So let's talk about the queue depth in particular. How would the driver
recognize the field? Does it need to "parse the parser" to figure it
out? Or use magic field names? Use EtherType to just know what is meant
by the header? I don't see how to express the idea in the abstract, for
the driver to recognize it and say, yeah, we can in fact offload this
program, because it the abstract description matches what the HW is
doing for mirror headers version XYZ.

> //the parser
>  ....
>     state parse_ethernet {
>         pkt.extract(hdr.ethernet);
>         transition select(hdr.ethernet.etherType) {
>             ETHERTYPE_IPV4: parse_ipv4;
>             ETHERTYPE_CUSTOML2: parse_customl2;
>             default: reject;
>         }
>     }
>     state parse_customl2 {
>         pkt.extract(hdr.customl2);
>         transition select(hdr.customl2.etherType) {
>             ETHERTYPE_IPV4: parse_ipv4;
>             default: reject;
>         }
>     }
>     state parse_ipv4 {
>         pkt.extract(hdr.ip);
>         transition accept;
>     }
>
> ...
>
> Then you have a match action table definition which in our case
> matches on dst ip, but you can make it match whatever you want. Add a
> couple of actions; one to push and another to pop the headers. Here's
> one that pushes (not showing the other part that pops and sets
> skb->mark):
>
> action push_custom(@tc_type("macaddr") bit<48> dmac, @tc_type("dev")
> PortId_t port)
>          hdr.ethernet.dstAddr = dmac;
>          hdr.customl2.etherType = hdr.ethernet.etherType;
>          hdr.ethernet.etherType = ETHERTYPE_CUSTOML2;
>          hdr.customl2.skbmark = meta.mark;
>          hdr.customl2.setValid();
>          send_to_port(port);
> }
>
> And at runtime:
> tc p4ctrl create mycustoml2/table/mytable dstAddr 10.99.0.1/32 \
> action push_custom param dmac 66:33:34:35:46:01 param port eno1
>
> And when hw supports it, you could just say skip_sw above..
> That's it - no need to argue about tomatos or tomateos on the mailing
> list for the next 6 months or longer.

OK, thanks for the primer, I'll try to carve out some time to look at it
more closely.

>> I'm not sure what semantics of mirroring to a qevent block are, but
>> beyond that, it shouldn't impact us. Such rule would be punted from HW
>> datapath, because there's no netdevice, and we demand a netdevice (plus
>> conditions on what the netdevice is allowed to be).
>
> Ok, for the hardware path i guess it's however you abstract it. But if
> someone did this in sw as such:
> --
> tc qdisc add dev ens10 egress_block 10 clsact
> tc qdisc add dev ens9 egress_block 10 clsact
> tc qdisc add dev ens8 egress_block 10 clsact
> tc filter add block 22 protocol ip pref 25 \
>   matchall action mirred egress mirror blockid 10
> tc qdisc add dev eth0 parent 10:7 handle 107: red limit 1000000 min
> 500000 max 500001 probability 1.0 avpkt 8000 burst 63 qevent
> early_drop block 22
> ---
> Then all of ens8-10 will get a copy of the packet on the qevent.

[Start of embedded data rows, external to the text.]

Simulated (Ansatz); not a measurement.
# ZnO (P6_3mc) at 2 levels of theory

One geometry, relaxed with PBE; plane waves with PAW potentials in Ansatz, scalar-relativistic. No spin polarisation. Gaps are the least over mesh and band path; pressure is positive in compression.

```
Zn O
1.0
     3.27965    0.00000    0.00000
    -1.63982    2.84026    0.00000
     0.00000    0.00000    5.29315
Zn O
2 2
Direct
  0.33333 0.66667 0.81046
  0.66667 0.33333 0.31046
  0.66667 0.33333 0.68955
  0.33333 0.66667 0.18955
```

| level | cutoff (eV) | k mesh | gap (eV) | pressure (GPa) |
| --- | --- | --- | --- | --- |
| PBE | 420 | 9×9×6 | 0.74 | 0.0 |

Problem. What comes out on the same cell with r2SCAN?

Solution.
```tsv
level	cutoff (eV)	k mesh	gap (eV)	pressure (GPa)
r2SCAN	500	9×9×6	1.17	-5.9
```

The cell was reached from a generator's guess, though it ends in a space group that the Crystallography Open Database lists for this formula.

I meant the other way around. Say someone mirrors to blockid 22.
Does the packet go to eth0?

> > > Its a "fixed" ASIC, so it is expected. But: One should be able to
> > > express the Spectrum's ACLs or even the whole datapath as a P4 program
> >
> > Yeah, I think so, too.
> >
> > > and i dont see why it wouldnt work with P4TC. Matty has at least once
> > > in the past, if i am not mistaken, pitched such an idea.
> >
> > I don't see why it wouldn't work. What I'm saying is that at least the
> > ACL bits will just look fairly close to flower, because that's the HW we
> > are working with. And then the benefits of P4 are not as clear, because
> > flower is already here and also looks like flower.
>
> That's fine mostly because the ASIC doesnt change once it is cast. If
> however you want to expose a new field that the ASIC already supports,
> the problem with flower is it is a "fixed datapath". Adding another
> header requires changing the kernel (tc and flowdisector, driver) and
> iproute2..
>
> > On the upside, we would get more flexibility with different matching
> > approaches. Mixing different matchers is awkward (say flower + basic
> > might occasionally be useful), so there's this tendency to cram
> > everything into flower.
> >
> 
> It's a good hammer and if a lot of things can be imagined to be nails,
> it works great ;->
> 
> > I mentioned the mirror headers above, that's one area where TC just
> > doesn't have the tools we need.
> >
> 
> Agreed - but with P4 you have a way out IMO.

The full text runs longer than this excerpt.